But Hannah's song of praise and trust in God's faithfulness points to an even greater promise. Pastor J.D. continues to teach us how trust in God's greatest gift, Jesus, leads to identity, security, and happiness. So let's jump back into 1 Samuel chapter one.

Now here's pastor J.D. The search for identity, security, and happiness is something we all have in common and it's what the story of David is all about, which is why David's story opens up with another story that at first seems pretty random and disconnected, but y'all, it is not. It is the story of a woman who is pretty down on her luck. Her name is Hannah and every single theme in David's life is going to get introduced in this story.

Number one, let's talk about Hannah's hurt. Chapter one, let's begin in verse two. Elkanah had two wives. The name of the one wife, one of the wives' name was Hannah and the name of the other was, I think it's Peninnah, but I read Panini.

That's how I want to pronounce that. And Peninnah had children, but Hannah had no children. Now he, Elkanah, used to go up year by year from his city to worship and to sacrifice the Lord of hosts, Shiloh.

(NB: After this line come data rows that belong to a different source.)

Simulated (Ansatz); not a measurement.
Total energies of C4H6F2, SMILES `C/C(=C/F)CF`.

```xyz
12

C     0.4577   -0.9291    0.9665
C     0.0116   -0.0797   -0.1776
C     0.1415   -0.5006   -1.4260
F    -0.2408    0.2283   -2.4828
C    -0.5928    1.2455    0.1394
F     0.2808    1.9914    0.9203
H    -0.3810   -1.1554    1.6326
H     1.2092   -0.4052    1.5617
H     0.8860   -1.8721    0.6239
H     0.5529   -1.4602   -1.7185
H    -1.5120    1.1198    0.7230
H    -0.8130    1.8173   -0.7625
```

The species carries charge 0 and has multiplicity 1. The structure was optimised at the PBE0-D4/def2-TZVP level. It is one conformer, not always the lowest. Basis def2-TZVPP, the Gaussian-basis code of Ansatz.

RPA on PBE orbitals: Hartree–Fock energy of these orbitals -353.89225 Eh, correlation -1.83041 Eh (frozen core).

Shiloh was like the proto-Jerusalem, the Jerusalem before there was a Jerusalem. Verse four, and on the day when Elkanah was sacrificed, he would give portions to Peninnah, his wife, and to all her sons and daughters. But to Hannah, he gave a double portion because he loved her, which though the Lord had closed Hannah's womb. By the way, that's Hannah's hurt. She is childless. Verse six, and her rival used to provoke her grievously to irritate her because the Lord had closed her womb. Verse seven, and so it went on year by year as often as she, Hannah, went up to the house of the Lord, she, Peninnah, used to provoke her. Therefore, Hannah wept and would not even eat. Hannah's shame and frustration is that she cannot have children. And her shame and frustration is so bad that at times she can't even eat. Childlessness is difficult for any woman in any culture, of course, but in that society, this was literally the worst affliction that a woman could endure. On the only scorecard that really mattered to the women in Israel, she was failing. And what made matters worse is that her rival, Peninnah, had lots of kids and she used that to torment her. That word, grievously irritate in verse six, that's not a, you are so annoying because you leave the toilet seat up kind of a grievously irritate.

In Hebrew, that phrase literally means to roar or to thunder. She'd prayed about this a lot. Before we go any farther, y'all, let's just stop and ask, where is this happening to you? Maybe in our culture, it's not exclusively your child bearing abilities anymore, but women in our culture are often told that their value is measured by how pretty they are or how thin they are. Or maybe you're like a good looks is produced and you would drive to succeed. That's how you're going to establish your worth. You'll show them.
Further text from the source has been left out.